The second article in the HowDo guide on building corporate accelerators outlines program design. Corporate accelerators must be tailored to the needs of the organization and its goals. Broadly speaking, though, the components of the design are basically four-fold: Duration, Location, Sector, Learning.
Accelerator Program Length
“We discovered [the three-month program length] by accident. When we first started YC, we began with a summer program. We were trying to learn how to be investors, so we invited college students to come to Cambridge and start startups instead of getting summer jobs.” — The F|R Interview: Y Combinator’s Paul Graham, Carleen Hawn, May 2008
The three-month program may have been discovered accidentally, but it helped create a new dimension of startup support that leverages the time constraint. While the most public accelerators (Y Combinator and Techstars) have chosen the three-month approach, organizations should design their programs according to the type of product they are focusing on and the amount of capital they have available.
Source: GALI , 2016
Considerations for Program Length: Type of Product
The first thing for an accelerator to consider is what type of product is being developed. While tight deadlines can inspire action, startup founders should have enough time to develop a demo product that they can pitch by the end of the program.

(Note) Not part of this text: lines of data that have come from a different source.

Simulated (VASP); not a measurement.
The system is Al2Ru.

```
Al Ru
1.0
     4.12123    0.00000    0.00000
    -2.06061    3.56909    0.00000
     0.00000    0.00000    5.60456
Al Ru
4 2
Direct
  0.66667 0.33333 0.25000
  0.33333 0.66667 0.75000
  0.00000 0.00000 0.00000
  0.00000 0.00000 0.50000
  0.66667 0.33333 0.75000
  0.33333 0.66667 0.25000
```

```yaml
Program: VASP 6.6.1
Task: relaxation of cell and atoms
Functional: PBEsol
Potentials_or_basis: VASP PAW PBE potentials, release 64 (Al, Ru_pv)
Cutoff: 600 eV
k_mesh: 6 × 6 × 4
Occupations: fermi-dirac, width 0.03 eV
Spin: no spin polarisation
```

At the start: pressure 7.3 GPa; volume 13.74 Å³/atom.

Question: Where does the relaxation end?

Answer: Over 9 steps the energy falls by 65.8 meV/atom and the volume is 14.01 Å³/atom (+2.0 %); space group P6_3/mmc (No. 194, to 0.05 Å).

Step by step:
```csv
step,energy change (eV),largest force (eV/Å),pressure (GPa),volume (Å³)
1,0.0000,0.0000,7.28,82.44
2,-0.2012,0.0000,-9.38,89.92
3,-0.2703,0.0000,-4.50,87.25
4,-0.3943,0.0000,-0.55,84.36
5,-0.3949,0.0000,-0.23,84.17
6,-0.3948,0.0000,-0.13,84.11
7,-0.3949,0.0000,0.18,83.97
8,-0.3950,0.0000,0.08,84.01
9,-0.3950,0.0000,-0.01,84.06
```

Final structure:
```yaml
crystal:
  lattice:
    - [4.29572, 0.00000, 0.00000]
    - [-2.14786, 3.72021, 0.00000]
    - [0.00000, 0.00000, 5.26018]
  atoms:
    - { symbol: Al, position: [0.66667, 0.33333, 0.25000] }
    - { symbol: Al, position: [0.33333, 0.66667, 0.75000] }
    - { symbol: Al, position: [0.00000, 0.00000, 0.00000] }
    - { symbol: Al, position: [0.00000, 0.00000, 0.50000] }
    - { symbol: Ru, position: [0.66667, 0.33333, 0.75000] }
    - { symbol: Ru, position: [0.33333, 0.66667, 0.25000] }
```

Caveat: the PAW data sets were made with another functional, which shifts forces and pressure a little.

“Copying Y Combinator without a reason is a poor choice,” wrote Jed D. Christiansen in his MBA dissertation Copying Y Combinator. “New program founders should specifically think about the reasons behind the length of their accelerator program.”
The three-month window may be ideal for web or mobile applications, which typically have low capital requirements and short prototyping durations, but if a startup has to build a physical product, it’s going to need more time.
Considerations for Program Length: Efficiency/Cost
“Part of the power of the accelerator is that it’s a constrained period of time.” — Brad Feld and Ian Hathaway Discuss Accelerators, Ian Hathaway, September 2015
As Christiansen notes, most of the funded startups at Y Combinator are unable to launch in the three-month window before Demo Day. But the accelerator has stuck to that length. “We kept the three-month cycle because it is a good length of time to build a version 1,” Y Combinator co-founder Paul Graham says. “Some startups may not be able to launch in such a short time, but they should all be able to build something impressive.”
A short time frame pushes startups with a kind of tough love, but it has other benefits as well.”The limited duration is essential to controlling costs and increasing the number of startups in the accelerator’s portfolio,” wrote the authors of the Small Business Administration report “Innovation Accelerators: Defining Characteristics Among Startup Assistance Organizations.” “This in turn increases the expected profit of the accelerator by increasing the probability of one or more high value exits into the marketplace.”
“There is a start-up revolution occurring. Every major metro area in the world will eventually be able to support an accelerator.” – Future Techstars, Step Forward, Max Chafkin, April 2012
There are generally two schools of thought about the location of a startup accelerator. One believes that startup accelerators can thrive anywhere. Brad Feld, who co-founded Techstars in Boulder, Colorado, wrote in Inc. Magazine that “A good accelerator can be run in any city in the world for $500,000.”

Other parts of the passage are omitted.